All Projects

Real-Time DDoS Detection Pipeline

Kafka + Flink pipeline ingesting 2M+ network flow records/sec, cutting detect-to-mitigate latency from 25s to under 8s

KafkaApache FlinkJavaGogRPCRedisRocksDBAWS

The Problem

The system I joined at Infosys was protecting a set of large enterprise clients from volumetric network attacks. Detection was happening, but slowly — the pipeline that ingested raw network flow records, classified traffic, and triggered mitigations had end-to-end latency in the 25-second range. At volumetric attack scales, 25 seconds is a long time. Client SLAs required mitigations to be in place under 8 seconds from detection.

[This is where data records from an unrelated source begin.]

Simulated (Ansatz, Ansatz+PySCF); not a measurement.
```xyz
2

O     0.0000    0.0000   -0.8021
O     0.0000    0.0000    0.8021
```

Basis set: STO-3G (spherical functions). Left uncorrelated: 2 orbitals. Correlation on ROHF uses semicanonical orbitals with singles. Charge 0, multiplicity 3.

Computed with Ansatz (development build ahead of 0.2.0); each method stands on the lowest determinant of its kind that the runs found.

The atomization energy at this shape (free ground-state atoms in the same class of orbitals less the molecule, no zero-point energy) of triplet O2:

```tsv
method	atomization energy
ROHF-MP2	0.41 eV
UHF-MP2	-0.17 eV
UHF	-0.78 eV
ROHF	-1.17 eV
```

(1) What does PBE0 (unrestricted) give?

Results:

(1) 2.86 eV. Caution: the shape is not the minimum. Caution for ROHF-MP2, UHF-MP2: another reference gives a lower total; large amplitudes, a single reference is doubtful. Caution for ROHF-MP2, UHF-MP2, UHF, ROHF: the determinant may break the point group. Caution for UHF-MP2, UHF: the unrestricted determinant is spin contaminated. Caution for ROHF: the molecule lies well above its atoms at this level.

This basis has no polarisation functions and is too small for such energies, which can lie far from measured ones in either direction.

There were two separate problems. First, the detection pipeline itself wasn't built for the throughput we were seeing: 2M+ network flow records per second during attack peaks, with bursty spikes significantly higher. The existing architecture processed records in micro-batches with too much I/O on the hot path. Second, the mitigation system was manual — engineers received alerts and pushed BGP and ACL changes by hand, which added human latency and room for error.

The work was to fix both: rebuild the detection pipeline for real throughput, and build an orchestration service that automated the mitigation path with appropriate safeguards.

Architecture

Detection pipeline: Kafka + stateful Flink. Network flow records are ingested from collection agents onto Kafka topics partitioned by source IP prefix. A Flink streaming job reads from these topics and maintains stateful per-IP-prefix windows using RocksDB-backed state. For each window, the job computes adaptive baselines using EWMA and runs heavy-hitter detection using Count-Min Sketch — a probabilistic data structure that gives accurate frequency estimates with bounded memory.

When a prefix's traffic crosses an anomaly threshold relative to its baseline, the Flink job emits a detection event downstream. The window sizes are tunable per-client based on their attack history and traffic profile.

Mitigation orchestration: Go + Java over gRPC. Detection events flow to a mitigation orchestration service that translates them into network-level actions: BGP Flowspec rules (for traffic shaping and black-holing at upstream providers), RTBH (Remotely Triggered Black Hole) routes, and ACL updates on edge devices. The service is implemented as a gRPC server with client implementations in both Go (for the control plane) and Java (for integration with existing internal tooling).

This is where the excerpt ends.